By Kim Voynar Voynar@moviecitynews.com

I’ll See Your Wil Wheaton Collating Paper. And I’ll Raise You …

Henceforth, I am going to respond to all unsolicited PR emails about random celebrity crap I don’t care about with a link over to my fave internet writer, The Bloggess, who has the Best Response Ever to unsolicited PR emails: this lovely picture of Wil Wheaton collating paper.

and this brilliantly bitchy letter to accompany it.

Now I know what you’re thinking. The Bloggess is so mean! PR people are just doing their job! And besides, who doesn’t love Wil Wheaton? And paper? And especially Wil Wheaton collating paper? Exactly.
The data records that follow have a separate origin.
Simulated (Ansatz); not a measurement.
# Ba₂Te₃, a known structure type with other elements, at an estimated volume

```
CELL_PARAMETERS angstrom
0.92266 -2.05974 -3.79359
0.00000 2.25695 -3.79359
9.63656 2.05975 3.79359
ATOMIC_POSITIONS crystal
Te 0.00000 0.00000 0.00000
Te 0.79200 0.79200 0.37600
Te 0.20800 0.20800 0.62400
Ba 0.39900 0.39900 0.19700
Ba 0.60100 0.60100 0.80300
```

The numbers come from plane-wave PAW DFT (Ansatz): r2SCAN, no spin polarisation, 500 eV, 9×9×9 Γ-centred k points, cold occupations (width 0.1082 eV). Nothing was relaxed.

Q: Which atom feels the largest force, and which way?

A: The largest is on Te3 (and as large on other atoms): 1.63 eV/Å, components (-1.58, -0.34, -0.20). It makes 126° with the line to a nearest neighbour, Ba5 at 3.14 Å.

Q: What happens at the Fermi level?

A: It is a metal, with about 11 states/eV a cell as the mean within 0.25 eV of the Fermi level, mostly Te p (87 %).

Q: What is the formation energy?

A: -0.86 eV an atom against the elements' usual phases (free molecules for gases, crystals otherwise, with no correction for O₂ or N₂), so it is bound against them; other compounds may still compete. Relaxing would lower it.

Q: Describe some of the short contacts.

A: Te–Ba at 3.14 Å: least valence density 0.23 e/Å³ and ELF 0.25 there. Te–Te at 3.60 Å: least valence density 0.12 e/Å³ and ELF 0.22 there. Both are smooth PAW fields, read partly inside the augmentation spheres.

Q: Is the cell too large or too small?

Now, my friends who work in PR, you know I love you. And I know that most of you would never send me stupid emails asking me to run a contest giving away this or that because I don’t run contests on my blog and you know this. And most of you wouldn’t send me an email asking me to interview a would-be celebrity, or even a real live celebrity, because you know I very rarely interview anyone these days unless I find them terribly fascinating. Nor would you harass me to review a TV show or a book unrelated to anything I’m likely to care about. But the rest of you lot? I’m getting tired of having to mass delete so many PR emails out of my inbox every morning. You’re cutting into my Pinterest and Twitter time.

Important note: This does not apply to indie filmmakers who want to hit me up to watch their film, whether narrative or doc, short or feature. You folks, continue to hit me up about your project, and I will make every effort to watch it, and if I like it I will most likely write it up.

Anyone else, though, let this be a warning to you. Any more unsolicited, stupid PR emails, and I will not only see The Bloggess’s Wil Wheaton collating paper, I will raise her one Patrick Stewart about to be beheaded by Queen Elizabeth II.

So there.

Update: By the way, this is what happens when the VP of a PR company responds to a post about their crappy research and form letter press release by accidentally hitting “reply all” to a forwarded company email, calling said blogger — who has over 160,000 followers on Twitter — a “fucking bitch.” Hint: It probably wasn’t pretty for Jose.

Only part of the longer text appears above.